Watchdog warns on packaged accounts

Paying for a bank account with travel insurance that may be useless is "money down the drain" warns FSA

The Financial Services Authority is forcing banks to stop selling often useless paid-for current accounts. The City watchdog yesterday announced new rules designed to protect people from being sold expensive extras that are of no use to them.

The FSA will introduce new restrictions from next year that will force banks to check whether their customers are actually eligible to claim under the insurance policies, which are usually included to make the accounts appear to be good value.

Marks & Spencer, for instance, is launching its first current account in the autumn but will charge customers £20 a month for the privilege.

In return, anyone who signs up will be given a range of so-called benefits, chief of which is a family travel insurance policy, which M&S claims is worth £245, a fiver more than the annual cost of the account.

But the City watchdog has warned that such deals may be worthless. Sheila Nicoll, FSA director of policy, said: "These products are often referred to as upgraded accounts but if you end up paying for an element you can't claim on, it's money down the drain."

She gave warning to banks, building societies – and retailers – which offer packaged accounts that the regulator will call them to account to ensure customers do actually get value out of the expensive accounts.

"We are closely monitoring the promotion of packaged bank accounts, and the new rules will make sure customers know what they're buying and that they can rely on the product or have the limitations explained before buying," Ms Nicoll said.

An estimated 10 million adults, about one in five, has a packaged account, paying up to £20 a month in exchange for benefits such as insurance, extra overdraft facilities or gimmicks such as music downloads or, in M&S's case, free coffee.

The new rules will be introduced from the end of March next year. The FSA will then require current-account providers to check whether a customer is eligible to claim under each policy. Staff flogging the accounts must establish whether policies are suitable for individual customers and tell them if they are not.

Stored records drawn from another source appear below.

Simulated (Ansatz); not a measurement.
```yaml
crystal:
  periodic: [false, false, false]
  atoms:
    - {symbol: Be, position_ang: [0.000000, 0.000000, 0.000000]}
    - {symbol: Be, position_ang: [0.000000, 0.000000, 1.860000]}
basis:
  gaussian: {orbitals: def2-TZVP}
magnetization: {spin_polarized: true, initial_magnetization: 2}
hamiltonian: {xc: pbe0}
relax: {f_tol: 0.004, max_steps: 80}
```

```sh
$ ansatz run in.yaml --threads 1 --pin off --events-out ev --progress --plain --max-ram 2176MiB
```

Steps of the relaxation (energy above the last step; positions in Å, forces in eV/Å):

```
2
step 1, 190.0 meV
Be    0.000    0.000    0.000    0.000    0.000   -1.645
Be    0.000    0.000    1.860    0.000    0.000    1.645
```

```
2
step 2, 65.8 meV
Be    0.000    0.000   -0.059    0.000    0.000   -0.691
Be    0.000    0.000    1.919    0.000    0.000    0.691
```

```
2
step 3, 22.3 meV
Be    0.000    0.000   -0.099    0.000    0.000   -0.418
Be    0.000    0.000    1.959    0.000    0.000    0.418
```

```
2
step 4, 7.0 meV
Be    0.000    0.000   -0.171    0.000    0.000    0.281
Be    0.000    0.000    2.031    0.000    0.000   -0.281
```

Even if customers take out the accounts, banks and building societies will have to provide then with a yearly eligibility statement setting out the requirements to claim for each of the benefits under each insurance policy in the package. The FSA hopes that move will prompt customers to check whether the policies are still useful.

The watchdog is also considering forcing banks to tell customers who have triggered the age limit for claiming on the travel insurance element, or warn them if they will do so before the next statement is due.

Andrew Hagger, who writes about packaged accounts in this week's Money Insider column on p57, said that they may not be good value for many.

"If you're not going to make use of the monthly benefits on offer with the fee-paying current accounts, then it's a no brainer, you should switch back to a standard bank account and save yourself up to £240 a year into the bargain," he said.

"If you asked people what they want from their bank, many will specify good customer service, low and transparent charges and a simple product on their wish list. Free drinks vouchers or music downloads are likely to be seen as more of a gimmick.

"However, rather than dismiss all packaged accounts out of hand, it's worth looking closely at the deals on offer," he added.